Paradigm CTF 2021 - Rever
Contents
In Feb. this year, I and some other Balsn members participated in Paradigm CTF, an Ethereum-focused security competition held by Paradigm. First of all, thanks to the organizers for preparing such high-quality and impressive challenges! Luckily, our team, whoami
, got fourth place with 11 out of 17 challenges solved.
List of members and solved challenges
When browsing the official repository, I noticed a clever trick used in a coding challenge, REVER
, and wondered whether I could improve the solution furthermore. Here, I will share the optimal solution I can develop and some tips for EVM bytecode golfing.
Challenge
Writing contracts that can only be used in one direction is so last year.
- Type: Smart contract
- Solves: 5/67
- Keywords: Yul, EVM opcode, EVM bytecode, code golfing
- Source files
Solution
Overview of the Challenge
The goal of this challenge is to write a contract (i.e., a sequence of EVM bytecodes) that can identify palindromes. Even more complicated, our written contract should work as well when executed in the reverse direction (somehow inspired by the movie TENET
).
Both original and reversed versions of our contract are deployed after passing checks on the length and the included opcodes. When we request a flag, the backend judges the two contracts with fixed and randomly generated test cases. Our contract should answer all test cases correctly to get a flag.
The First Step
By a careful inspection, we may realize that this challenge is a real coding challenge since the possible ways to call external contracts are forbidden. Besides, our contract’s length is limited to a maximum of 100 bytes.
How can we make our contract valid when executed in the reverse direction? A simple way is to palindrome it (i.e., s' = s[:-1] + s[::-1]
). As a result, only half of our contract is executed in both directions. From now on, we only need to focus only on the first half of our contract, whose length is at most 50 bytes long.
First, let’s take a look at the official solution, which is the compiled bytecode (with the last 3 bytes discarded) from the following code written in Yul:
1 | { |
This code implements a straight-forward byte-by-byte comparison algorithm. Notice that after deploying the two contracts, 1 wei
is transferred to both of them to let the return value of selfbalance()
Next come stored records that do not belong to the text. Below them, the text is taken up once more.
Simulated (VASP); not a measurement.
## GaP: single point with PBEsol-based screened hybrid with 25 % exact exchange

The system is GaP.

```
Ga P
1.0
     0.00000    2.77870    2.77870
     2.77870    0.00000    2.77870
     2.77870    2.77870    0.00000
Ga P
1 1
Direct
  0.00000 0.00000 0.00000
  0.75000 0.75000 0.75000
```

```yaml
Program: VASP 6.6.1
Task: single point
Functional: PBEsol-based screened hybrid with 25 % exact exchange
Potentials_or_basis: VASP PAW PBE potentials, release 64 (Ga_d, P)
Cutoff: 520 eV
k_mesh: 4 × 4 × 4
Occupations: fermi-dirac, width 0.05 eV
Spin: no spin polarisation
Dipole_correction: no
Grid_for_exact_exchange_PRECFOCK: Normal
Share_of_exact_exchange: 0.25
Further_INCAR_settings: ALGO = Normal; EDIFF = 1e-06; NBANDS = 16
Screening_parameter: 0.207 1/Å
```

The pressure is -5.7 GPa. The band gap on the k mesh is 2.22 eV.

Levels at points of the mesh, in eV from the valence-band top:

become 1. As for callvalue()
and returndatasize()
, they are always 0 afterwards.
Optimizing the Solution
Although the above implementation is good enough to solve this challenge, one may find space to improve by inspecting the EVM bytecode directly (e.g., redundant opcodes, stack elements re-arrangement). Let me show you the optimal solution I can figure out, which is 24 bytes long:
1 | pc instruction stack (top -> bottom) |
This piece of bytecode consists of 4 parts:
- Initialize
i
andsize
. - Increase
i
at the beginning of each loop. - Compare
s[i]
ands[size-1-i]
. If they are the same, continue. If not, jump to offset 0 to revert the transaction. - Jump to the beginning of the loop if
i+1<size
; otherwise, stop the execution.
For reference, below is the pseudocode with the same behavior as the bytecode.
1 | { |
Same as the official solution, we should transfer 1 wei
to both of the contracts after deploying them. Now, let me explain the tips I used to construct this solution.
Golfing in EVM Bytecode
Tip #1: Replace constants with environmental and block variables
This trick is applied to optimize the use of constants 0 and 1 in the official solution. As shown above, returndatasize()
and callvalue()
replace the constant 0, while selfbalance()
replace the constant 1. By this method, the use of 0 and 1 reaches the optimal of 1 byte for each use.
The reason for choosing returndatasize()
and selfbalance()
to replace the constants is that the former is always 0 (before any function calls), and the latter is usually controllable by us. Remember that the balance scale is calculated in wei
. Other variables such as chainid()
or number()
might also be exploited but are less useful in general.
Tip #2: Push once, duplicate multiple times
For other frequently-used constants that cannot be presented by an environmental or block variable, push them onto the stack (e.g., PUSH2 0x9453
) then duplicate them (e.g., DUP1
) whenever using them to save (at least) 1 byte for every additional use.
Tip #3: Take advantage of special opcodes
Use powerful opcodes such as ADDMOD
, MULMOD
, BYTE
to simplify arithmetic operations. For example, to get the first byte of x
, use byte(0, x)
instead of shr(248, x)
to save 1 byte. If there is no need to change the input data, consider pushing it onto the stack by calldataload
instead of calldatacopy
to the memory and then mload
to the stack.
Tip #4: Avoid POP by reusing the old copy of variables
We choose to increase i
by one (part 2) before indexing the input data (part 3) to avoid wasting the old copy. In normal cases, the compiler tends to pop out the old copy of a variable after updating it:
1 | 0010 DUP1 [i i size] |
However, making use of the old copy would let us save a POP
and a DUP
:
1 | 0010 DUP1 [i i size] |
Tip #5: Exploit execution error to revert the transaction
Instead of explicitly using the REVERT
opcode, an execution error in EVM has the same effect of reverting without any data returned. The most common way is by the byte fe
, also called the INVALID
instruction, which is only 1 byte long. If you want to revert based on a particular condition, use JUMPI
to jump to an offset that is not a JUMPDEST
to revert. See the 3rd part of the above bytecode as an example.
Misc
Actually, I didn’t come up with the above solution during the competition. I used a more complicated way to calculate the numerical difference between the first and second half of the input string, which even has a certain chance of failure.
By the way, there seems to be an easy unintended solution: return a hard-coded answer for the five fixed test cases (determined by the length of the input string), and guess for the randomly generated ones. The probability of success is to be 2^-10
, which is feasible to brute-force until success within only hours.